Flannery Will Get You Everywhere

There are writers whom serious fiction writers are supposed to have read. The list is long and also, subjective, dependent on the source of the intellectual Shoulds-du-Jour. I suppose the shame and guilt around these Esteemed Authors is waning: you are more likely to feel an urge to bluff [lie] or bashfully confess to overlooked TV popular TV shows and youtube clips at this year’s dinner parties.

There are also writers that wait for you to find them on life’s roadside. Like hitchhikers you once sped past, you find yourself slowing down, re-considering them. Picking them up and being awfully glad you did. Later, after a conversation you’re thrilled you had, a mental meal in some enchanted diner or down-a-lane bistro, you drop them off and wonder how it was you got so lucky. Why you decided, after all those years of NEVER picking up a hitcher who sounded/looked like THAT, you found yourself pulling over.

I read quite a lot. Less than many and more than others. I often fantasize about having four heads, not so that I could work at a sideshow [do they still exist? Yes.] but so that I might read more and also so that I might release the too-many books brewing inside my own mind. But life generally only ever blesses us with one head to work with/on/around and so I am forced to read and write one thing at a time. So the road trip analogy works. Except when you imagine those people who read or text-message on the 401. That kind of reading plus driving metaphor stuff is just plain alarming and wrong to encourage. However.

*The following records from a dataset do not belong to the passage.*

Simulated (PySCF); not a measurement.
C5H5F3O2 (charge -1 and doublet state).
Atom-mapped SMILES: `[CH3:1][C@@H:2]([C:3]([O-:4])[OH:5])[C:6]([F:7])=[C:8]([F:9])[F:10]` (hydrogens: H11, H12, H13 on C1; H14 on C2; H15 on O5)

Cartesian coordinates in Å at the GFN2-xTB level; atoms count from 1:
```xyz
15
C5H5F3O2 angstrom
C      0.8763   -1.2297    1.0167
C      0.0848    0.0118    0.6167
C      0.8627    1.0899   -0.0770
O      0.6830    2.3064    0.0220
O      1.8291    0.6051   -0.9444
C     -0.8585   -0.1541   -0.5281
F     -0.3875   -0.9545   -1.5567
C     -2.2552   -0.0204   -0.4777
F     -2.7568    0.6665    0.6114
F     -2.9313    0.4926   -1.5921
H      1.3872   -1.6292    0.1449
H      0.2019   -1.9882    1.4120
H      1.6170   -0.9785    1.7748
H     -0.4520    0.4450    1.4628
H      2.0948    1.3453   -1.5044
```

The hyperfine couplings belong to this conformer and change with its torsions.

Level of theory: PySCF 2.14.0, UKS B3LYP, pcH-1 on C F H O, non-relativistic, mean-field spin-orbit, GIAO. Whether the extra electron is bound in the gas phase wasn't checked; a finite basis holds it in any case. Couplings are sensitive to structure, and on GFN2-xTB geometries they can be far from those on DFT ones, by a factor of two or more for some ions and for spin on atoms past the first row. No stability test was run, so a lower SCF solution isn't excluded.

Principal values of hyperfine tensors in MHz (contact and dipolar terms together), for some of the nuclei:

This not-so-hot summer, I was driving along and Flannery O’Connor stood waiting on the side of the road of my life. Being Flannery O’Connor, she of the Should-Read authors, she felt no need for frantic waving. I had driven past her before, many times, her “A Good Man Is Hard to Find” the subject of so many childish literary puns I could hardly look her in the eye. There was the additional rumour of her determined Christianity, which for some decades of my life put her in a NO WAY category. Youthful minds are good at boxing things up and shoving them off. And no one is more arrogant than the twentysomething fiction writer.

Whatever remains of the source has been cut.